So as per Kafka's standard definition, it is an open source stream processing software by Apache Software Foundation.

If it is an another message broker, how it differs from the market leaders?

Kafka is a stream-processing software platform.

Ok. What is the meaning of stream-processing? 

Stream processing means, real-time processing of data, continuously, concurrently, and in a record-by-record fashion. Real time processing in Kafka means, it can get the data from topic (source), doing some analysis or processing the data and publish it in another topic (consumer). It is achieved using 'kafka stream', a client library which can process/analyze the data stored in Kafka.

How Kafka differs from traditional Message brokers?

Traditional message brokers handle a message in a way that it can be consumed only once. Once it is consumed, the message won't be available.

In Kafka, the messages are stored in a file system and will be available for a period of time as per the retention policy even though they are consumed already.

Then how it works on message processing?

Some important terminologies before workflow of Kafka,

Kafka cluster: Made up of multiple Kafka brokers(servers)

Topic:  A category or feed name to which the records are published.

Partition: In each topic, cluster will maintain partition log (which is a division of topic and will be same in all other servers in the cluster for same topic).

A topic may have multiple partitions and the partitions are replicated across the brokers. Each of the partition contains messages/records in immutable ordered sequence.

Workflow:

  1. Producer will send the message to a partition in a topic and it will be replicated across all brokers for fault tolerance. Producer can send the message to same by mentioning a key value.
  2. The broker, in which the source write a message in partition acts as leader and replicates the message to the same partitions in all other brokers. Zoo-Keeper is used to monitor the leader and elect a new leader if the leader is down.
  3. The messages are appended in the partitions in same sequence and an offset number will be created for each message.
  4. When a consumer registered to a topic, the offset number is shared to the consumer and  consumer can start consuming the new message upon arrival.
  5. Upon each and every message consumption by consumer, the offset advances linearly along the partition log and the same will be kept in zoo keeper. In-case of connection drop issues, zoo-keeper will notify consumer on the last successful offset number on re-connection.
  6. Unlike traditional brokers, the consumer can skip/rewind to desired offset and consume the messages.
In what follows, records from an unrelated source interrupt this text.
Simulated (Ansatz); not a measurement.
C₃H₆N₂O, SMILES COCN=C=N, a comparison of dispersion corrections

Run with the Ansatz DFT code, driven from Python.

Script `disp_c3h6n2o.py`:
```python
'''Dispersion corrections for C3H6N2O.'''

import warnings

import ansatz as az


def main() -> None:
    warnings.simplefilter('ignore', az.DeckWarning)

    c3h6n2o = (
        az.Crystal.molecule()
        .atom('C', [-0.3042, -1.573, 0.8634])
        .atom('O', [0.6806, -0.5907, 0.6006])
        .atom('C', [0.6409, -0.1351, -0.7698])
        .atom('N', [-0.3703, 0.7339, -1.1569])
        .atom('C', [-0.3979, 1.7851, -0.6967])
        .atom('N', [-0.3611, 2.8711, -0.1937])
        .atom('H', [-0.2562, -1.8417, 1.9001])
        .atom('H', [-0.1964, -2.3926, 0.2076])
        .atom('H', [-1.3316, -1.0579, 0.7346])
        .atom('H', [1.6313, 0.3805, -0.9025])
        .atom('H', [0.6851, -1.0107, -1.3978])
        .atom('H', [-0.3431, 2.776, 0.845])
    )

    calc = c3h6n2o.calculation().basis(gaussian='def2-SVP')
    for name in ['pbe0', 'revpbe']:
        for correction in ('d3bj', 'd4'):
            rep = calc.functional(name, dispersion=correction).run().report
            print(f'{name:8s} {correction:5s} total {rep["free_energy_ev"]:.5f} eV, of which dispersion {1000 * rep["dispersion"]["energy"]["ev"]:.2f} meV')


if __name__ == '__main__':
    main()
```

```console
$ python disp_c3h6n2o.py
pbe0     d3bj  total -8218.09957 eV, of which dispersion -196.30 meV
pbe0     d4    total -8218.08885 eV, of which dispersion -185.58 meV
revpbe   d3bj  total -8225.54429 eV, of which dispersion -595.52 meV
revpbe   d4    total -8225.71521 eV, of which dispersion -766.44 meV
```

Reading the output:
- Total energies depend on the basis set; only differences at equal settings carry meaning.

So how to avoid duplication?

Using offset value, the consumer will consume the message. Consumer and Zoo-Keeper will know a consumer process current offset value. If the connection  terminates, zoo-keeper will keep track of current offset value for a consumer and it will be shared to consumer once the connection is established again.

How point-to-point and pub-sub is achieved in Kafka?

The consumers register themselves in a group called consumer group and consumer group subscribe to a topic. When a message published to a topic, it is delivered to one consumer in a consumer group.

At any point of time, the total number of consumers in a consumer group should not exceed the total number of partitions, else some consumers in that group may remain idle until existing consumer dies.

If there is a Kafka cluster contains two brokers, each one of them has two partitions and one consumer group with two consumers then all the consumers in that group will have two connections from the partitions.

If there is a consumer group with four consumers then each one will have one connection. If any new consumer added, it has to wait for some other consumer in the same group to exit.

Point-to-point:

The consumer group allows you to divide up processing over a collection of processes (the members of the consumer group).

Pub-Sub:

Kafka allows you to broadcast messages to multiple consumer groups.

Means with single existing architecture, it can support both of them. It is achieved by dividing up the processes within a consumer group (point-to-point), in the same time broadcasting the same records to multiple consumer groups from a broker(pub-sub).

As a beginner, I wanted to share some questions which I searched about Kafka initially and hope to write another story with some deep learning in Kafka.